Such was the condition of Corinth, when in the year fifty-one from the birth of Christ, and eighteen from his ascension, it was visited by Paul, with his companions Silas and Timothy. Of all the cities of Greece, and perhaps of the world, this was the last in which the pure and spiritual doctrines of Christianity could hope to find a reception. In refined and intellectual Athens, the Apostle seems to have made little or no impression. But in Corinth, surfeited by wealth and drowned in pleasure, his doctrine found hearers, and his mission was crowned with success. He was favored by an especial vision of encouragement of the Saviour saying to him, "Fear not, but speak, and keep not silence; for I am with thee, and no one shall set upon thee to do thee harm; for I have much people in this city."

As usual in other cities, his first public appearance was in the synagogue. There, every sabbath, he preached to the Jews and proselytes, endeavoring to persuade them that Jesus was the Messiah. In this city he made the acquaintance of Aquila and Priscilla, a Jew and his wife, natives of Pontus in Asia, persons of most estimable character, and who seem to have been his warm and attached adherents as long as he lived. They were tent-makers by trade, and Paul having been educated to the same mechanic art, became an inmate of their house, and to his eternal honor, sustained himself by his daily labor, while on the sabbath days he dispensed the Gospel of salvation. With the Jews, his preaching was not successful. But with the proselytes his doctrines met with a more ready reception. They moreover, holding a middle ground between the Jews and Pagans, gave the Apostle a more ready introduction to those who had taken no interest in the Jewish religion. To facilitate his intercourse with the latter, he changed his lodgings from the house of Aquila and Priscilla, who were Jews, to that of Justus, a proselyte, in the neighborhood of the synagogue. Here he remained for eighteen months, preaching with great success. His success is indicated by the opposition which was excited among the Jews. At the end of a year and a half, they prosecuted him before the Roman Proconsul, for teaching men to worship God contrary to their

law. Gallio was then Proconsul of Achaia, a brother of Seneca the philosopher, a man of great excellence and moderation of character, and he gave the complaint of the Jews just the answer it deserved: "If it were a matter of wrong or wickedness, O ye Jews, it were reasonable for me to listen to you. But if it be a question of words, and names, and of your law, you must settle it among yourselves, for I will be no judge of such matters. And he drove them from the judgment seat."

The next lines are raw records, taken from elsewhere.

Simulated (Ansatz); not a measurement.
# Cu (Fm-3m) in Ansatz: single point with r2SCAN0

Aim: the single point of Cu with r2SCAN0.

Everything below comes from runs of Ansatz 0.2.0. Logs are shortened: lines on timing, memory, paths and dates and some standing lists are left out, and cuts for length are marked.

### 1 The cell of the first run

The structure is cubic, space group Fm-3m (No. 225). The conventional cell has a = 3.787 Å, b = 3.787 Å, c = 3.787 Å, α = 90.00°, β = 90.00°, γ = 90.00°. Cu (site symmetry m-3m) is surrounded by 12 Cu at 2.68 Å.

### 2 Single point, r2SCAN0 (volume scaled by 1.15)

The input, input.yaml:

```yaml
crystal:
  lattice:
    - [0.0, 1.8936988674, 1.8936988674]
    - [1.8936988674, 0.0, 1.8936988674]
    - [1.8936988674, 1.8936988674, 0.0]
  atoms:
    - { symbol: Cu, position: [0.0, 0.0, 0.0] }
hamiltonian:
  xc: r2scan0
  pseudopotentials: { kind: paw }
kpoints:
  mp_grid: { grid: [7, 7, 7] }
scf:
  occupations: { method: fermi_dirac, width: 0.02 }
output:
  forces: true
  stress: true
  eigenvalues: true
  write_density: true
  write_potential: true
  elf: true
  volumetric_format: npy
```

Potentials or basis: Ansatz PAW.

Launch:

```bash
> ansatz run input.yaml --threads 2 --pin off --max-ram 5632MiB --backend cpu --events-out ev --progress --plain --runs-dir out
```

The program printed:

Paul, seeing his usefulness temporarily suspended by this public disturbance, set the church in order which he had established, and sailed for Syria, taking with him Aquila and Priscilla. The vessel touched at Ephesus, and there his companions took up their residence. He himself, during the stay of the vessel, went into the synagogue of the Jews and taught. He was well received, and invited to remain among them. But he declined for the present, being bound, it is supposed, by a vow which he had made at Cenchreæ, the seaport of Corinth, to be at Jerusalem at the next feast. After visiting Jerusalem, and having made a tour through Asia Minor, confirming the churches, which he had formerly planted, he came again to Ephesus.

Here he had bad accounts of the church which he had planted at Corinth. They had fallen into errors of doctrine, and corruptions of practice. Upon this

he wrote them a letter, which is now lost, concerning principally, as it would seem, an incestuous marriage between a man and his stepmother. This drew from them a letter in reply, which has likewise perished, concerning several matters of faith, morals and discipline. Paul's replies to these enquiries, we have in what we call, the first Epistle to the Corinthians.

After the salutation, the first subject of rebuke, is their partizan character and proceedings. This tendency they derived from the sects of the Pagan philosophy, or perhaps, we may as well say, from the original bias of human nature. The city had been for ages filled with the schools of the different sects of the Grecian philosophy. There were the Stoics, the Epicureans, Peripatetics, the Eclectics and the Academics, all boasting to belong to the school of Zeno, or Plato, Carneades, or Epicurus. When Paul came among them, and afterward Apollos, preaching Jesus as the founder of their religion, they introduced into the Christian church the habit so universal among the followers of the Greek philosophers, of calling themselves according to their individual preferences after the principal Christian teachers. One said that he was of Paul, another that he was of Apollos, another who might have been a hearer of Peter in some other quarter of the world, said he was of Cephas, another that he was of Christ.